One of the benefits of debt financing is that it allows for the preservation of founders’ ownership and can extend a startup’s runway between equity rounds. Founders might consider venture debt to avoid dilution of ownership while still securing the necessary capital to grow the business and meet operational needs. Some other benefits of venture debt are:

  • Founders can delay raising an equity round in a difficult fundraising environment, allowing them to grow the company, meet critical milestones and in turn attain a higher valuation.
  • Companies can negotiate for their next round with additional access to capital, potentially increasing their leverage and demonstrating their creditworthiness to vendors and other outside parties.  
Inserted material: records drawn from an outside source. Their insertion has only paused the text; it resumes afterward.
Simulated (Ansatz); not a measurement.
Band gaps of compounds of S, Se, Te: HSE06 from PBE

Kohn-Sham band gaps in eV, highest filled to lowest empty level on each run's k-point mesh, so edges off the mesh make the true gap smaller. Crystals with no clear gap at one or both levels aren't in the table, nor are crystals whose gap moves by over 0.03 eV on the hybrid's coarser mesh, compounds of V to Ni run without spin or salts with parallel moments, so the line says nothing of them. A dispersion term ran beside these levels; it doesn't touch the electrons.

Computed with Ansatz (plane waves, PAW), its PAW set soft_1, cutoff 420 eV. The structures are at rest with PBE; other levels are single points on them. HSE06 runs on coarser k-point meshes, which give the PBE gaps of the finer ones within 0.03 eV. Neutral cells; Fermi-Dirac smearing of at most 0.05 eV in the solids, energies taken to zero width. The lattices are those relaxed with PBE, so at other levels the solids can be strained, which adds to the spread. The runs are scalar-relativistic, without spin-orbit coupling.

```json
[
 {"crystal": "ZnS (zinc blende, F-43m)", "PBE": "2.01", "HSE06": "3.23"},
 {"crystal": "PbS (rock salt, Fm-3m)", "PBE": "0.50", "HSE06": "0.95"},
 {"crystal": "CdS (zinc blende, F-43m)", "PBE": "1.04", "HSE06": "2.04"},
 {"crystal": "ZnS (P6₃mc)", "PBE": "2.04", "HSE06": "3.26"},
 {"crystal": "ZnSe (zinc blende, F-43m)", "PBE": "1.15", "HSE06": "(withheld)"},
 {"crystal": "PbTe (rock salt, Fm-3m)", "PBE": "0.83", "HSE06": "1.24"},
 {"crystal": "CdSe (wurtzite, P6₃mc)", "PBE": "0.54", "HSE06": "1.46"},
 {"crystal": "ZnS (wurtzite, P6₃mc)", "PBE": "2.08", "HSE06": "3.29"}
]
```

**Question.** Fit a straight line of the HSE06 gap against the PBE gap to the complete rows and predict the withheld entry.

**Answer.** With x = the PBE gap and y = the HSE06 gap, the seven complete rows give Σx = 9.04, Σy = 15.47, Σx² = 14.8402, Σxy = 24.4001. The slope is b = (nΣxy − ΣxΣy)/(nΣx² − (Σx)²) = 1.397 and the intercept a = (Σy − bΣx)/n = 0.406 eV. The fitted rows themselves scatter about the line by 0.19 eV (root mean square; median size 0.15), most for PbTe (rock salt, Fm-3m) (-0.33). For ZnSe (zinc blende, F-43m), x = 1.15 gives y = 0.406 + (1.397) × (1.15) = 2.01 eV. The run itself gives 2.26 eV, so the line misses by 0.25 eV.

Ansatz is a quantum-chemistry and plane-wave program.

When to consider venture debt

Startups typically secure venture debt after raising equity financing. Venture debt is more suitable for early-stage companies since profitable, later-stage companies often have more established revenue streams and access to a wider array of financing options. 

Understanding the range of deal sizes for venture debt can be important. While median venture debt deal sizes have shown relative consistency, ranging from $2.5 million to $5.3 million each year since 2014, the upper quartile of deal values has seen a dramatic increase, particularly since 2020. This shift highlights the flexibility of providers to support high-growth startups with greater capital needs.

U.S. venture debt deal sizes

U.S. venture debt deal sizes chart

Source: PitchBook

What to consider before taking on venture debt

While the primary benefit of venture debt is the ability to access capital without diluting equity, there are several things to consider before deciding if it is right for your startup’s situation.

  • The obligation to make regular payments can have a negative impact on cash flow.
  • Some debt providers require monthly financial reporting and include covenants in the lending contract that can mandate a certain level of financial performance. These contractual obligations can also prevent the company from making certain strategic actions—such as payment of dividends, M&A and asset sales, among others—without lender consent.
  • Venture debt lenders and equity investors are very different. Equity investors understand that every investment will not generate a return; venture debt lenders expect to be repaid in full.
  • Taking on debt can affect how funders of future equity rounds look at their investment in a company, seeing the scheduled repayment of debt as a inefficient use of growth capital.
  • Too much leverage can limit a company’s ability to exit or raise additional financing. It can also impact growth spending as principal payments start.

Venture debt can positively affect a startup’s valuation by extending its runway and allowing the startup to achieve milestones without diluting ownership. However, it does add a liability to the balance sheet and puts pressure on cash flow.